Hashima coal mine and the condition to be world heritage

Posted May. 22, 2015 07:35,   


President Park Geun-hye didn’t’ attend the opening ceremony for the Sochi Winter Olympics in February 2014 even though Korea is the host country for the following Olympic Games in Pyeongchang. The reason was that she had to be in Korea due to the announcement for 3-year economic innovation plan. On the other hand, Japanese Prime Minister Shinzo Abe and Chinese President Xi Jinping took part in the event, exercising close summit diplomacy with Russian President Vladimir Putin. With major leaders from Western countries such as the U.S., the U.K. and France in absence, the two leaders were given even more special treatment from Russia. Only then did Korea send then-Prime Minister Jeong Hong-won to the closing ceremony.

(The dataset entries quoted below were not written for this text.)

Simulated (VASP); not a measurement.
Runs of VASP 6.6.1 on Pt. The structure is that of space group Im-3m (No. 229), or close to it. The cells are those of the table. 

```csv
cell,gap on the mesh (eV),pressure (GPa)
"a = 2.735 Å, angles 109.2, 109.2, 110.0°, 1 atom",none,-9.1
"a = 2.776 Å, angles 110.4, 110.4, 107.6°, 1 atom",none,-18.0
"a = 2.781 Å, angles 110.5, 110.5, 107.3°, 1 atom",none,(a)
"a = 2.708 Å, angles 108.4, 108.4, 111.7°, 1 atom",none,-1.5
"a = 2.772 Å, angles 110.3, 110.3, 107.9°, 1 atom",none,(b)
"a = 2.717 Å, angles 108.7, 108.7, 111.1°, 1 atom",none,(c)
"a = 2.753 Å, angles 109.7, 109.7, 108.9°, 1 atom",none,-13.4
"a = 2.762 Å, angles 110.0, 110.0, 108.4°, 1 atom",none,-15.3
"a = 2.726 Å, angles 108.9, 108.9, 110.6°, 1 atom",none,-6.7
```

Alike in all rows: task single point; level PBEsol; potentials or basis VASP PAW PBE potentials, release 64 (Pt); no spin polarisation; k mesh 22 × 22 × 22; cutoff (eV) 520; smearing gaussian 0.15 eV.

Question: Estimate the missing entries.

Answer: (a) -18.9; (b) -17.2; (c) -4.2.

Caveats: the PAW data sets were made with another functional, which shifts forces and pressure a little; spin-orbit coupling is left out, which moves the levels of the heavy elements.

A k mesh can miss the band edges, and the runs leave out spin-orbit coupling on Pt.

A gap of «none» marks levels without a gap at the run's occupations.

Abe appeared in the 60th anniversary of Bandung Conference held in Indonesia in April. Even with Japan’s colonialism, the country was able to be part of Bandung Conference 60 years ago with the help of India and Indonesia. Korea, on the other hand, couldn’t attend the conference due to the rejection by then-Communist China. Again this year, Korea was not invited and President Park made her visit to South America while Japanese leader was having an unplanned summit meeting with its Chinese counterpart in Bandung, trying to improve the bilateral relations. The Korean government had no idea of such a surprising meeting between Tokyo and Beijing.

President Park met UNESCO Director-General Irina Bokova who is currently visiting Korea and expressed her concerns over Japan’s move to register Hashima coal mine, an infamous place where many Koreans were forced to be drafted, as UNESCO’s World Heritage. As Foreign Affairs Minister Yoon Byeong-se already delivered Korea’s concerns to her a day earlier, it is thought that President Park didn’t have to do it again. Since the decision for the designation as a world heritage was made by member countries and the UNESCO director-general is supposed to maintain a neutral position, there is little room for Irina Bokova’s influence on the decision. For that reason, President Park’s remark is expected to bring about little effect, only causing Japan’s strong backlash.

Korean diplomats say that it would be difficult to stop Japan’s move to register the Hashima coal mine to the world heritage. Under the circumstances, a more realistic goal would be to make it a condition that Japan admits and informs the fact that they forced Koreans to be conscripted to the place. When Germany registered Zollverein coal mine where the Nazi mobilized forceful labor as a world heritage, it built a memorial establishment at a government level, which could be done by Japan as well. Today, Seoul and Tokyo meet to have a first discussion over Hashima coal mine’s registration to the world heritage. It is hoped that the two nations would not have a prolonged argument over the issue.